Egypt’s parliament meets for first time
Oaths of elected office, prayer start era without Mubarak
CAIRO – Men in pressed suits and polished shoes, some carrying holy books and sporting beards, rushed past cement barricades and hurried beneath a silver dome to begin setting laws for a nation that for generations had oppressed and imprisoned many of those now rising to power.
Egypt’s new parliament held its inaugural session Monday, and a sense of wonder mixed with the gravity of a country still under military rule and beset by economic turmoil. Led by the Muslim Brotherhood, which until now was banned from running for office, the chamber echoed with the voices of a burgeoning political era that is replacing the specter of Hosni Mubarak’s corrupt secular government.

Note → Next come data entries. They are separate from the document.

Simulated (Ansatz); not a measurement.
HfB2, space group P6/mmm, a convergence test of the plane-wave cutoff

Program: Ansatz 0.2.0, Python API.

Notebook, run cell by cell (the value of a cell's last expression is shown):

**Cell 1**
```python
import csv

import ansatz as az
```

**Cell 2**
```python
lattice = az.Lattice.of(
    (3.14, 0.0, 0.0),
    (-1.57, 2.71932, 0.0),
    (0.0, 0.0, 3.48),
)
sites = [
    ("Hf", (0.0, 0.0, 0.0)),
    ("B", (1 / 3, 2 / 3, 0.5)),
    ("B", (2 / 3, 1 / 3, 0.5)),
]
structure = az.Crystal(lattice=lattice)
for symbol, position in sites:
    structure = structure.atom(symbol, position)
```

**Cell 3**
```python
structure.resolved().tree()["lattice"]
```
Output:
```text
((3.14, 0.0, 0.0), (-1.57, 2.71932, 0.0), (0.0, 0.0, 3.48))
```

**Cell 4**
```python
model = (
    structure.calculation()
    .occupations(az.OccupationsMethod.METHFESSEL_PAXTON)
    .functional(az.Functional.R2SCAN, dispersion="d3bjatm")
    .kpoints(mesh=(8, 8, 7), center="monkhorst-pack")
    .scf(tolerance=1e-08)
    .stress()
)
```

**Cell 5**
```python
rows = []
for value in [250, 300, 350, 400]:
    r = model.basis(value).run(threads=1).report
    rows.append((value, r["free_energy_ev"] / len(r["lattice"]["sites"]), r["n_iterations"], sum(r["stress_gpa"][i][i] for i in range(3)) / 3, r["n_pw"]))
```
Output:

“I invite the distinguished assembly to stand and read the fatiha (Muslim prayer) in memory of the martyrs of the Jan. 25 revolution,” said Mahmoud Saqa, 81, a member of the liberal Wafd party, who as oldest member of the chamber led the opening session. “The blood of the martyrs is what brought this day.”
Parliament’s 498 elected members were individually sworn in, a ceremony that went on for hours. A few squabbled, a number read the Quran. One from the ultraconservative Salafi al-Nour party said he would never “contradict Shariah law.” Another said, “We will continue the revolution.”
Saad el-Katatni, secretary-general of the Muslim Brotherhood’s Freedom and Justice Party, was chosen speaker of the Assembly after a spirited challenge by a former Brotherhood member. Like his fellow legislators, el-Katatni won his parliament seat in the country’s freest elections since the 1952 coup that spawned decades of autocratic rule by presidents drawn from military ranks.
A president is to be elected in June. The military has vowed to then step aside.